Note
Ray 2.10.0 introduces the alpha stage of RLlib’s “new API stack”. The team is currently transitioning algorithms, example scripts, and documentation to the new code base throughout the subsequent minor releases leading up to Ray 3.0.
See here for more details on how to activate and use the new API stack.
Hierarchical Environments#
You can implement hierarchical training as a special case of multi-agent RL. For example, consider a two-level hierarchy of policies, where a top-level policy issues high level tasks that are executed at a finer timescale by one or more low-level policies. The following timeline shows one step of the top-level policy, which corresponds to four low-level actions:
top-level: action_0 -------------------------------------> action_1 ->
low-level: action_0 -> action_1 -> action_2 -> action_3 -> action_4 ->
Alternatively, you could implement an environment, in which the two agent types don’t act at the same time (overlappingly), but the low-level agents wait for the high-level agent to issue an action, then act n times before handing back control to the high-level agent:
top-level: action_0 -----------------------------------> action_1 ->
low-level: ---------> action_0 -> action_1 -> action_2 ------------>
You can implement any of these hierarchical action patterns as a multi-agent environment with various types of agents, for example a high-level agent and a low-level agent. When set up using the correct agent to module mapping functions, from RLlib’s perspective, the problem becomes a simple independent multi-agent problem with different types of policies.
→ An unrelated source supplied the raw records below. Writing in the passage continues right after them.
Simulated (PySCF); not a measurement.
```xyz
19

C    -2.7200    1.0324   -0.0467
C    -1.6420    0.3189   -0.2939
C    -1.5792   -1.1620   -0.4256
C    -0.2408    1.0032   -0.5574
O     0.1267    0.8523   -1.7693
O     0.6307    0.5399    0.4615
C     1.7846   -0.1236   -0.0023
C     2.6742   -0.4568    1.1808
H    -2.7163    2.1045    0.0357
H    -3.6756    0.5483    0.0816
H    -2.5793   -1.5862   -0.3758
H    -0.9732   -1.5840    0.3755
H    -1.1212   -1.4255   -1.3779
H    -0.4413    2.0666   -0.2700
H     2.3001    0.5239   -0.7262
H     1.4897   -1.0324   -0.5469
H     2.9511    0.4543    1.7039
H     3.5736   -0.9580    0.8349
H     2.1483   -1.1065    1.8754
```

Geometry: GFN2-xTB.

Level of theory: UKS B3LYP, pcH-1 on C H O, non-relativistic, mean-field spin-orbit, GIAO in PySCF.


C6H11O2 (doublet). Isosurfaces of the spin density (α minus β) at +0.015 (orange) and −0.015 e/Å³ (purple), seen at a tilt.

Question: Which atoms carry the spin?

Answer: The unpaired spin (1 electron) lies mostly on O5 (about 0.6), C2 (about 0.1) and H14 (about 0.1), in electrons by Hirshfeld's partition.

Your configuration might look something like the following:
from ray.rllib.algorithms.ppo import PPOConfig
config = (
PPOConfig()
.multi_agent(
policies={"top_level", "low_level"},
policy_mapping_fn=(
lambda aid, eps, **kw: "low_level" if aid.startswith("low_level") else "top_level"
),
policies_to_train=["top_level"],
)
)
In this setup, the appropriate rewards at any hierarchy level should be provided by the multi-agent env implementation. The environment class is also responsible for routing between agents, for example conveying goals from higher-level agents to lower-level agents as part of the lower-level agent observation.